Tumbleweed wrote:I see. The Iraq war vote. The one Obama wasn't a part of. Another one of his lip service votes.
The Ronald McDonald comment. Obama said that Reagan delivered on what people were looking for — controlling an overgrown government, for example.
I can't think of a single time in recent history that a Democrat has shrunk the size of government. Obama is not going to either.
Or maybe Obama thinks that raising the national debt in order to bring the country out of a recession was a good move. Either way Obama left his comments open to interpretation, then bitches about it when someone tries to figure out what he meant. Reagan didn't control government spending or the size of government.

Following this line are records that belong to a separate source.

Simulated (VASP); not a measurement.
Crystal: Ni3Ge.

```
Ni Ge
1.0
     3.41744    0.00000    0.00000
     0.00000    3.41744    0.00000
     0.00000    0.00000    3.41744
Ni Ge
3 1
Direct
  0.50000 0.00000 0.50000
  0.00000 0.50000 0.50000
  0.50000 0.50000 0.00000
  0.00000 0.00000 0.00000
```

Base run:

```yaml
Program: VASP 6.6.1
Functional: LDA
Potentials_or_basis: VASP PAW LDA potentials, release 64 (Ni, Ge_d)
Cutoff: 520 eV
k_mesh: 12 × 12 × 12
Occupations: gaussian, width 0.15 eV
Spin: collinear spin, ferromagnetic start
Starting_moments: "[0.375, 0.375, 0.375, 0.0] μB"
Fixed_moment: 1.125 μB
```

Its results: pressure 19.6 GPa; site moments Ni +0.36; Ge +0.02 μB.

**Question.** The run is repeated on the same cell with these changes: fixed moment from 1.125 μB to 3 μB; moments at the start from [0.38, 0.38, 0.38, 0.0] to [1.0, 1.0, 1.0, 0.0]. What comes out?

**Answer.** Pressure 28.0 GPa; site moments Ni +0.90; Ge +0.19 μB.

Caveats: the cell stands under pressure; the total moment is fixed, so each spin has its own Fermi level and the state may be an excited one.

Seems like Obama was endorsing Reaganomics to me.
Boy - you are a good Clintonite - you have got the twisting and spinning down pretty good.
Unfortunately, Billary, I did not write that they were lying about the "Iraq Vote". I wrote this:
"Lying about:
What he said about Ronald Reagan
The "fairy Tale" of his war opposition. "
Please note the difference. There is not the word "vote". Obama was not in the Senate for the 02 vote and therefore did not cast a vote on it. Hillary, on the other hand, coming off her 8 years of being very involved in the white house decisions, and a sitting senator with all the access to intelligence that she wanted - for 10 years - cast a YES vote.
Obama is on public record and with recorded speeches voiced his opposition to the war - going against the 70% majority. Obama didn't take a poll to decide which way to come down on the issue.
Now - Bill Clinton finds Obama's votes with Hillary for funding the war once he was in the senate to be the problem. Hence his calling his opposition to the war a fairytale. Nice attempt to change the subject and mislead readers about my statement.
Reagan
I don't think that you have read or watched the Obama quote - here it is.
Obama's Reagan Remarks to Reno Gazette-Journal,
Jan. 14, 2008
Obama: I don’t want to present myself as some sort of singular figure. I think part of what’s different are the times. I do think that, for example, the 1980 election was different. I mean, I think Ronald Reagan changed the trajectory of America in a way that, you know, Richard Nixon did not, and in a way that Bill Clinton did not. He put us on a fundamentally different path, because the country was ready for it. I think they felt like, you know, with all the excesses of the '60s and the '70s, you know government had grown and grown, but there wasn’t much sense of accountability in terms of how it was operating, and I think people just tapped into – he tapped into what people were already feeling, which is we want clarity, we want optimism, we want a return to that sense of dynamism, and, and, you know, entrepreneurship that had been missing.
I think Kennedy, 20 years earlier, moved the country in a fundamentally different direction. So I think a lot of it just has to do with the times. I think we’re in one of those times right now, where people feels like things as they are going right now aren’t working, that we’re bogged down in the same arguments that we’ve been having, and they’re not useful. And the Republican approach, I think, has played itself out. I think it’s fair to say that the Republicans were the party of ideas for a pretty long chunk of time there over the last 10, 15 years, in the sense that they were challenging conventional wisdom.
Now, you’ve heard it all before. You look at the economic policies when they’re being debated among the presidential candidates, it’s all tax cuts. Well, we know, we’ve done that; we’ve tried it. That’s not really going to solve our energy problems, for example.
Hillary Clinton LIES:
[He] has said in the last week that he really liked the ideas of the Republicans over the last 10 to 15 years, and we can give you the exact quote. ... They were ideas like privatizing Social Security, like moving back from a balanced budget and a surplus to deficit and debt.